Be Careful What You Wish for: Understanding the Ilya Kovalchuk Saga

BC ISLEMANContributor IIJuly 7, 2010

NEWARK, NJ - MARCH 23:  Jared Boll #40 of the Columbus Blue Jackets plays the puck against Ilya Kovalchuk #17 of the New Jersey Devils at the Prudential Center on March 23, 2010 in Newark, New Jersey.  (Photo by Jim McIsaac/Getty Images)
Jim McIsaac/Getty Images

Ilya Kovalchuk is a rare talent. There have been only a handful of players in the history of the NHL who could be counted on to score 40 or more goals every season. He is one of those few.

But I do NOT want him on my team.

My team is the New York Islanders. As you should know by now, if you have not been stranded on Gilligan's Island, the Islanders were confirmed as one of three teams aggressively pursuing Kovy. And you should also know that the Islanders have ended that pursuit.

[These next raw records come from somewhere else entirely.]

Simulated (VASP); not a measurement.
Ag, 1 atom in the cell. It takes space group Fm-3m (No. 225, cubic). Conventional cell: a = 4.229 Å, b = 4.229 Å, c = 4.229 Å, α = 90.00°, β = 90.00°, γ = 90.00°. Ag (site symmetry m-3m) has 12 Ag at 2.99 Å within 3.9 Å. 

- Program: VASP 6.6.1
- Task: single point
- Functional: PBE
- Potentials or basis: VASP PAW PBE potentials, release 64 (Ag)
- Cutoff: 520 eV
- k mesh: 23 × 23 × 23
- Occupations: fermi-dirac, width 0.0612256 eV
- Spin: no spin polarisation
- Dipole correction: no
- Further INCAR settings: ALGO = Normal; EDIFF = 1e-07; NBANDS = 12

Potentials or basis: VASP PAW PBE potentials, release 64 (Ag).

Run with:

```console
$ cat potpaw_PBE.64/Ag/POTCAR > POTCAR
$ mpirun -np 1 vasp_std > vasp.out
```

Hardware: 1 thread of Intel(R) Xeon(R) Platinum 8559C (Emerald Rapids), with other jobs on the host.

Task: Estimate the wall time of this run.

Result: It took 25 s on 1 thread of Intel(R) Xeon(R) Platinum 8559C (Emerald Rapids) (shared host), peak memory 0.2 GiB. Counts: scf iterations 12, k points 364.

Before going further, I should add that press reports of the Isles offering Kovy a 10-year deal worth $100 million were wild exaggerations. The offer, apparently, was for about half that length and amount. Kovy wanted more and apparently New Jersey Devils' General Manager Lou Lamoriello was willing to give it to him. Now Lou is trying to figure out whose salaries he is going to have to dump to make room for Kovy.

Why don't I want Kovy for my team? Well, there are his legendary defensive lapses.

The Isles have one of the best two-way defense men in the game in Mark Streit. They have an excellent goaltender in Dwayne Roloson and several blue chip prospects coming up in the system. They also have several excellent defensive forwards. But they gave up 264 goals last season and the last thing they need is a forward who doesn't pay attention to his own end.

The Isles have developed an excellent "room." There is a real "band of brothers" feel to the team. Bringing in one player making between two and 10 times as much as anybody else would probably upset that chemistry.

Beware the Blackhawk syndrome. The Isles have a lot of cap room now, but in a few years they will have to give players like John Tavares, Nino Niederreiter, Kyle Okposo, Josh Bailey, and others big paydays. Giving Kovy his money could have caused the departure of some stars.

The Isles don't really need the additional offense he offers in the long term. Between Tavares, Niederreiter, Matt Moulson, Okposo, Bailey, Kirill Kabanov, Anders Lee, and Brock Nelson, among others, the Isles will get more than enough offense to carry the team to Stanley Cup glory.

Many have offered up critiques of Kovy as greedy, gutless, and lacking in heart. These criticisms may or may not be valid, but it doesn't matter. The reasons I have cited above are more than sufficient for me not to want Kovy on the Islanders.